Political Intelligence



Senator Phil Gramm makes no secret of his contempt for the Community Reinvestment Act, which requires banks to provide some lending to economically distressed areas. As chair of the Senate Banking Committee, Gramm has a lot more leverage and is using it to bust the C.R.A. He called C.R.A.-required relationships between banks and community organizations opportunities for communities to “blackmail banks,” and then began to compel community groups to turn over any information, correspondence, or documentation of relationships with banks – relationships sanctioned and even required under current law. Gramm has enlisted the the Federal Reserve, citing a Fed regional governor complaining that C.R.A. loans have a default rate six times higher than non-C.R.A. loans. (Committee counsel Dina Harlan said there is no proof of a high default rate but said the Committee is looking for it.)

The C.R.A. is unpopular with many banks, who buy heavily into the House and Senate banking committees. Gramm’s claims of extortion might seem familiar to bankers and bank PACs writing checks to the Gramm campaign. His cozy relationship with bank PACs was even the butt of an April Fool’s press release issued by the public interest group Bank Watchers. Struck with guilt, the release read, Chairman Phil Gramm had decided to return thousands of dollars in campaign donations from financial services firms, because he had concluded they are tantamount to bribery payments. Gramm was “quoted”: “Because of my recent focus on the issue of extortion and because I have received sizable contributions from the PACs of companies that have an interest in legislation that comes in front of the Banking Committee, I now understand that this kind of behavior should be illegal.”

Inner City Press, based in the South Bronx, has gleaned Gramm’s 1996 bank-related contributions from Federal Elections Commission filings and found that the Senator received $226,056 from seventy-seven political action committees formed by banks or financial services companies. Inner City’s website, dedicated to the C.R.A. and Gramm’s assault on it, is www.innercitypress.org, with the Gramm PAC numbers at www.innercitypress. org/grammfin.html.
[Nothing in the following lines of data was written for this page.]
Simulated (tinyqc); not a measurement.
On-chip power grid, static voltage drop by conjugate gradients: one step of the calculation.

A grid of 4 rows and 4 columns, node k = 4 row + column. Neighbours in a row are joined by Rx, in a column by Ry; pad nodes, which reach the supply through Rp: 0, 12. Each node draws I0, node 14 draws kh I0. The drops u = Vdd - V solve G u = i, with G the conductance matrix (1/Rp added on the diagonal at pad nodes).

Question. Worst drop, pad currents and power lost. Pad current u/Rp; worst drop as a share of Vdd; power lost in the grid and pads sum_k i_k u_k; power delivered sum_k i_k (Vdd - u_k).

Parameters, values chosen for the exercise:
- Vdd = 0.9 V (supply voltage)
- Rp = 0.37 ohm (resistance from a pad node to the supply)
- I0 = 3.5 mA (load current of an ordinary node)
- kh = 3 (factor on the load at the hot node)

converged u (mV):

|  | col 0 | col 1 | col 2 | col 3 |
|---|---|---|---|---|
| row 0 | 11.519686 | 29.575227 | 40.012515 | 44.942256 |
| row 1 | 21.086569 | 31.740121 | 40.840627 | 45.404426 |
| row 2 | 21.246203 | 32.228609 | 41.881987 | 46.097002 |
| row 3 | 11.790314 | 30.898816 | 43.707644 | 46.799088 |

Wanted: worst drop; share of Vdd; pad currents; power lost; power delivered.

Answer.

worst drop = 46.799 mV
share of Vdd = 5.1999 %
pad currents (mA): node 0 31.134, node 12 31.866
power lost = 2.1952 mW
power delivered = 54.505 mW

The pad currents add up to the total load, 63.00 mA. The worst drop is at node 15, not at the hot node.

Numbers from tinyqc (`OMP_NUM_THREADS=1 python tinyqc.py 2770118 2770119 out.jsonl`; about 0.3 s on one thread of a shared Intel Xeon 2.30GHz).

From March 29 to April 1, more than two dozen residents of Valley towns and Eagle Pass filled Judge William Wayne Justice’s federal courtroom in Austin. They were former employees of Case Farms, a Winesburg, Ohio, poultry processing plant. Four of them presented live testimony about what happened when they went to work at Case Farms. Twenty-seven plaintiffs, twenty-six of whom are represented by Texas Rural Legal Aid, have alleged that after Case Farms lured them to Ohio with promises of furnished housing, transportation, and a food allowance, nothing of the sort was provided.

Instead, said plaintiff Michelle Galván, who worked for Case Farms for a few months in early 1996, she found herself living for weeks in an unfurnished, inadequately heated, one-bedroom house with two other women and anywhere from twelve to twenty men. Galván applied to work for Case Farms in January 1996, after hearing an ad on the radio in the Valley. At the Holiday Inn in McAllen, representatives from a hiring firm that has since disappeared told her about the job and the benefits. “It sounded really good,” she recalled. The next day she began the three-day journey to Ohio, in a pickup truck with five other new hires. Once there, she and the two other women living in the jam-packed house always showered as a group, with someone guarding the door – since there was no lock – and slept (on the floor) in a protective line extending from the wall, with a man they knew on the outside edge. “I didn’t know what to expect. I was sleeping in fear – really, I didn’t sleep.” Case Farms was a forty-five minute drive from the house, recalled Galván, and she and other workers were ferried there in an unheated, ramshackle van whose windshield was often covered with a thick coating of ice.

According to T.R.L.A. attorney Lisa D’Souza, workers had to live with “overcrowding, no heat, no water, no furniture.” Some were placed in housing so cockroach-ridden that at times they slept with windows open to numb themselves against the feel of the roaches crawling over them and into their ears. Case Farms, the lawsuit alleges, committed ten different violations, including breach of contract, providing substandard living conditions, and making certain deductions, illegal under the Fair Labor Standards Act, from workers’ paychecks.

Prior to the March trial, Case had argued that the Migrant and Seasonal Agricultural Worker Protection Act do not apply to a poultry processing plant. The court denied Case’s request for summary judgment. “This is the first time a court has ruled that a poultry processor can be held liable” under the act, says D’Souza. Post-trial briefs and responses are due by May 1, and a decision is expected some time in the next couple months. Says D’Souza, “We feel pretty confident that we established [Case Farms’] liability, and damages for our clients.”


One problem in using lawsuits to illustrate “lawsuit abuse” is that plaintiffs’ lawyers sometimes know the cases. The Texas Association of Business and Chambers of Commerce mailed a pamphlet describing a case in which an off-duty policeman entered a gas station to stop a robbery, was shot with the clerk’s gun, and when the officer’s family sued because “the presence of the gun caused the officer’s death” the gas station owner was left to pay. Unfortunately they missed a few facts. The Texas Trial Lawyer’s Association checked the record: in fact, the off-duty officer did not sue the gas station and was not shot. He shot and killed an individual on the premises. And although there might have been a gas station nearby, the shooting occurred at an apartment complex. Trial Lawyer President Hartley Hampton suggested that House members called to vote on the law the business groups are promoting in their mailing might consult Houston Representative Harold Dutton, who tried the case. The T.A.B. and Chamber lobbyists also slipped up on facts in another case, confusing Houston with San Antonio (a common error). And the two men referred to as “criminals” in the pamphlet were actually defendants who had never been indicted. Dutton doesn’t have grounds for a lawsuit, but perhaps the two men identified as “criminals” have a cause of action and might look for a trial lawyer. (See: “So Sue Yourself,” Bad Bills, page 16).